IN THE COURT OF APPEALS OF TENNESSEE
AT KNOXVILLE
October 25, 2004 Session
BETTY L. HAMPTON v. WAL-MART STORES, INC.
Appeal from the Circuit Court for Loudon County
No. 6901 Russell E. Simmons, Jr., Judge
No. E2004-00401-COA-R3-CV - FILED NOVEMBER 5, 2004
This is a premises liability case wherein the plaintiff alleges that she was injured when she slipped
and fell on spilled baby food while shopping at the defendant's store. After trial of the case before
a jury, the trial court granted the defendant's motion for a directed verdict and dismissed the case
upon grounds that the plaintiff failed to present proof that the defendant had notice of an
unreasonably dangerous condition. We affirm the judgment of the trial court and remand.
Tenn. R. App. P. 3 Appeal as of Right; Judgment of the Circuit Court Affirmed; Cause
Remanded
SHARON G. LEE, J., delivered the opinion of the court, in which CHARLES D. SUSANO , JR . and D.
MICHAEL SWINEY , JJ., joined.
James Lee Milligan, Jr. and Michael S. Shipwash, Knoxville, Tennessee, for the Appellant, Betty
L. Hampton.
Charles G. Taylor, III, Knoxville, Tennessee, for the Appellee, Wal-Mart Stores, Inc.
OPINION
This is a action for personal injury in which plaintiff/appellant, Betty L. Hampton, alleges
that she slipped and fell on baby food which had spilled from a broken jar onto the floor of the store
of defendant/appellee, Wal-Mart Stores, Inc.(hereinafter "Wal-Mart"). In her complaint Ms.
Hampton specifically alleges, inter alia, the following:
4. That on or about September 23, 2001, the plaintiff Betty Lowe Hampton
was at Wal-Mart, for the purpose of purchasing food.
5. That while the plaintiff was walking through Wal-Mart towards the
check out, plaintiff stepped on a broken jar of baby food, causing plaintiff to
tumble to the floor. That there were no signs and/or any type of warning posted
on or around said broken jar indicating that there was a safety hazard.

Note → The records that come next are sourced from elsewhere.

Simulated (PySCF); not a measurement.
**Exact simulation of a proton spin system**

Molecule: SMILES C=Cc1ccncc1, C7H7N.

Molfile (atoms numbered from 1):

6. That the defendant knew or should have known that said broken jar was
a harmful safety hazard therefore had actual and/or constructive notice of such
hazard.
7. The plaintiff would aver that as a direct and proximate result of the
negligence and/or gross negligence of the defendant Wal-Mart Stores, Inc. in not
maintaining the aforementioned premises in a safe and suitable condition for
which they were intended, in not posting signs or other types of warnings as to
possible dangerous conditions existing in the broken jar on the floor and failing
to make reasonable inspections for said safety hazards, the plaintiff has suffered
serious injuries to her lower back. Plaintiff has incurred the associated costs and
expenses in the treatment of her injuries. Plaintiff has endured and shall continue
to endure much pain and suffering for the remainder of her life.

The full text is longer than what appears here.